Latest update January 8th, 2025 4:30 AM
May 04, 2014 Features / Columnists, Freddie Kissoon
It happened in front of my eyes last week. Guysuco and the Ministry of Labour held a week-long exhibition on the site. A man came out of his car, parked on the site, toured the booths and when he was about to enter his car, the high tension wires collapsed. It enveloped him, electrocuted him, burned him to death
As he lay on the ground next to his SUV, no one tried to help, including me. All of us had a sense that a miracle was about to happen. The gentleman got up, the burnt flesh disappeared. He smiled at us, waved a PPP party card for us to see and went into the fast food restaurant across the street.
As he crossed the bridge over the trench that linked the embankment to the roadway, he looked back at me and with an intestinal smile and a barely audible voice, said to me; “The wires recognize PPP officials, they kill only the ordinary folks”.
Given the recent memory of the eviction process, the lies of the Jagdeo regime and my total disgust with the sheep my fellow Guyanese have become, I replied in decibels that were definitely audible to the ear of Jagdeo in Pradoville 2 and Ramotar in his office.

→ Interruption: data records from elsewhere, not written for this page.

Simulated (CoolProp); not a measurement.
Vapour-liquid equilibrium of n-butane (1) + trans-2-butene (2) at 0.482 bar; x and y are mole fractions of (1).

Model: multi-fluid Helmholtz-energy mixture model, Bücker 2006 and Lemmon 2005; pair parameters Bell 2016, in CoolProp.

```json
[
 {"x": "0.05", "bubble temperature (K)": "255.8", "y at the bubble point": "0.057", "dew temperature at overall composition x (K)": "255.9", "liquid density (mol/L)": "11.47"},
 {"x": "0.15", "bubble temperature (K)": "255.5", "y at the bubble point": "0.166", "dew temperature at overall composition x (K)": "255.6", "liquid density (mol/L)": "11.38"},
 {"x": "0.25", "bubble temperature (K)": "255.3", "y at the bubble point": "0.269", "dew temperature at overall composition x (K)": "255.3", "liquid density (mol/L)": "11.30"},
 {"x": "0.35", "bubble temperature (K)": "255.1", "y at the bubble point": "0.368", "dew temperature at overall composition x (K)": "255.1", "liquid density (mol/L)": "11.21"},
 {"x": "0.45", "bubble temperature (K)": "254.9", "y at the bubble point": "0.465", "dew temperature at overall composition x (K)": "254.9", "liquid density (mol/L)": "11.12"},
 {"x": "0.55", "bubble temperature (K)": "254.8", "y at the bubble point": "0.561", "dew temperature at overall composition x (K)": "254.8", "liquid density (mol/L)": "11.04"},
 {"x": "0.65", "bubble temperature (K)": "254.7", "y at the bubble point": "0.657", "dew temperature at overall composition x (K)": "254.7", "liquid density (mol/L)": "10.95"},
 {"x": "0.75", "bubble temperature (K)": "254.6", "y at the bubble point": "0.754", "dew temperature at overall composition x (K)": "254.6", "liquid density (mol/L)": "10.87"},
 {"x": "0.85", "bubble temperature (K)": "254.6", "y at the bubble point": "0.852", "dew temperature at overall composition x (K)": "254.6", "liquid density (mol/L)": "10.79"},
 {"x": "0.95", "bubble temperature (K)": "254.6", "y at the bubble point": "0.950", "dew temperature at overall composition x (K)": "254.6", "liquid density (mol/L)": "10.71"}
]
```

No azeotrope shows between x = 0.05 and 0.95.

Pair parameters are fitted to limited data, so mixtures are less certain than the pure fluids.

I said, “One day that invincibility of the PPP and its extended cabal will dry up, that will be no miracle, but the working out of the poetic essence of history.”
I chose to mention the concept of the “poetic essence of history” to him because a few years ago, while he was General Secretary of the PPP, Donald Ramotar, on reading a column of mine (does he still read my columns – they all do at Freedom House that is why Jagdeo sued me for libel and why each year there are over two hundred letters in the Chronicle about me) in which I mentioned the “poetic essence of history,” replied with a letter to the Kaieteur News.
In his letter, De Donald or Uncle Donald or President Ramotar asked me to explain what the concept, the “poetic essence of history” meant. I didn’t reply because I don’t think it was my place to educate Ramotar. I didn’t respond also because I knew Ramotar would not have heard about the “poetic essence of history,” because Cheddi and Janet Jagan made sure their semi-literate protégés did not touch Shakespeare. For Cheddi, Shakespeare would have been bourgeois literature.
I never defined the “poetic essence of history” after that letter of Ramotar and up to this day, I haven’t done so. I was told that De Donald was having drinks with a friend at a ten-star hotel that he patronizes so often you think he is part owner, “Sleep In,” on Brickdam.
The topic turned to American politics and Obama. I was told when Obama’s name came up, Uncle Donald said that after Obama won, then he realized what the “poetic essence of history” meant. Good for De Donald. He learnt about a bourgeois concept Shakespeare popularized.
Anyway let’s get back to the man who died then came back to life. The place was the Lamaha Street embankment between Camp Street and Vlissengen Road. That area was inhabited from as early as the 1950s by squatters. These people didn’t just occupy their “huts” for residential purposes. They planted crops which is where their incomes came from.
Most of these squatters were family units. Many of these occupants spanned two generations. The Burnham Government never sought to remove these people. But the Hoyte Government did attempt to move them after a high diplomatic official from the US Embassy found the site an eyesore when she took up residence on Lamaha Street.
The PPP, then in opposition, descended on the area and urged the squatters not to leave. In the end, the diplomat moved to a more prestigious district and the crop growers remained. More than sixty years after their occupation on the Lamaha Street embankment, the Jagdeo Government in 2010 evicted the residents.
The Jagdeo Government told the squatters that because of the installation of high tension electrical cables they will endanger themselves so they have to move. They refused and were evicted.
Last year, the Government of Guyana landscaped the entire site from Camp Street to Oronoque Street. The employees of the New Thriving Hotel at Camp Street, and those of the 704 Food and Entertainment Bar at Albert Street, park at the site. In addition, visitors to these two entities are allowed to park there. Now exhibitions are held there. But the high tension wires are still there.
How come they don’t endanger the lives of these people and their vehicles?
My fictional account of the electrocution and the rise from the dead was used to dramatize the extent to which the PPP Government has cowed this entire country. This is a Government that is permitted by this nation to do any depraved or unconscionable act. Shocking story about the electrical wires.